I am a college student. I have recently moved away from my home in Alabama to start my education. I attend a very historical college and I have heard 'stories' from a lot of people. I never gave the stories to much thought until about a month ago.
One night around 1am I was walking across campus to go to my dorm. There is a very long hallway beside our gym and I was going around the corner when I saw a dark shadow on the wall with no explanation. It appeared to be a very large male figure. I had the worst feeling I have ever had in my life at that moment. It was like all the anger and sadness and fear in the whole world landed right on my chest.
Now, even though I am a science major I was not to curious and walked all the way around the huge building and took the long way home. I let the little incident slip out of my mind until a few nights ago. For the past two weeks there have been strange things going on near or around my room. I have tried to explain them away but I can not think of anymore excuses.
My lights flip on and off CONSTANTLY to the point that is driving me insane. My computer blares heavy metal music as loud as it can periodically during the night. My alarm clock is stuck on 2:29 am and it never resets even if I unplug it. I feel someone touching my legs at night, I have even felt my cover be pulled off of me and now I have mysterious bruises and I can not think of a reason for me to have them even when I rack my brain.

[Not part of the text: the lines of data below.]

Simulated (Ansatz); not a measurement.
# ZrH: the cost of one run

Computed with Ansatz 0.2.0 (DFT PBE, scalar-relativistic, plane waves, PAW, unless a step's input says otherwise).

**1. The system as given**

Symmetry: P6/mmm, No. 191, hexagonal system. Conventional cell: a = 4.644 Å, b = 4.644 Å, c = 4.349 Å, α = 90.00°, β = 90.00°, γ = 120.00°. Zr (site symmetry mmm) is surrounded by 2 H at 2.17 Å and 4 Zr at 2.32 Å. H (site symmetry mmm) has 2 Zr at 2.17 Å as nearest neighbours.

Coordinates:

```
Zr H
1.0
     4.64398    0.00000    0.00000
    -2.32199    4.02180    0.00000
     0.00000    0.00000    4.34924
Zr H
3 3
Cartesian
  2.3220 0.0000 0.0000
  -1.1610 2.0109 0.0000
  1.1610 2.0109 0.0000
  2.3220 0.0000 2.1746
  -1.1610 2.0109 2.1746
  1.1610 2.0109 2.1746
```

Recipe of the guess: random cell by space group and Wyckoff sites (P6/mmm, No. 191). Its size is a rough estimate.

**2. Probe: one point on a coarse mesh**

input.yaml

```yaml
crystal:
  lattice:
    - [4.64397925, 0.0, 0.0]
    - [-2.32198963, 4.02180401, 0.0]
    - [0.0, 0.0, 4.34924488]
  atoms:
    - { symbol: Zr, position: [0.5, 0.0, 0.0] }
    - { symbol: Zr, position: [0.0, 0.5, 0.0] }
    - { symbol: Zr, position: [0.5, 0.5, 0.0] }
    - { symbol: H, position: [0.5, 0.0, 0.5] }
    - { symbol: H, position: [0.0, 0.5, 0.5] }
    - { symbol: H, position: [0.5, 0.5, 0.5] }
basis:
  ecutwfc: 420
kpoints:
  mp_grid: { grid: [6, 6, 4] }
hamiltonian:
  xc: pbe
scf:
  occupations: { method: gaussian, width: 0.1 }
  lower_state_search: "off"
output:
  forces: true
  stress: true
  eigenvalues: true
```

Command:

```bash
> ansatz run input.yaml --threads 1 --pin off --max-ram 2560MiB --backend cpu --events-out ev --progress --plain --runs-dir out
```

My room-mate left about 3 weeks ago so I have the room to myself. When I look at my bed I can see the imprint of someone sitting there and my cover will never straighten out. Things go missing from my shelves all the time and I know that there has not been anyone in my room because I am the only one with a key. I never feel like I am alone and I try to avoid the room as much as I can. I sometimes hear heavy footsteps outside in the hall, but when I look there is no-one there and the lights are not on.
All of these things may seem silly, but I am getting to the point that I do not know what to do. I am very scientific minded and when I do not understand something it will drive me insane. In a way I feel like this is starting to control my life.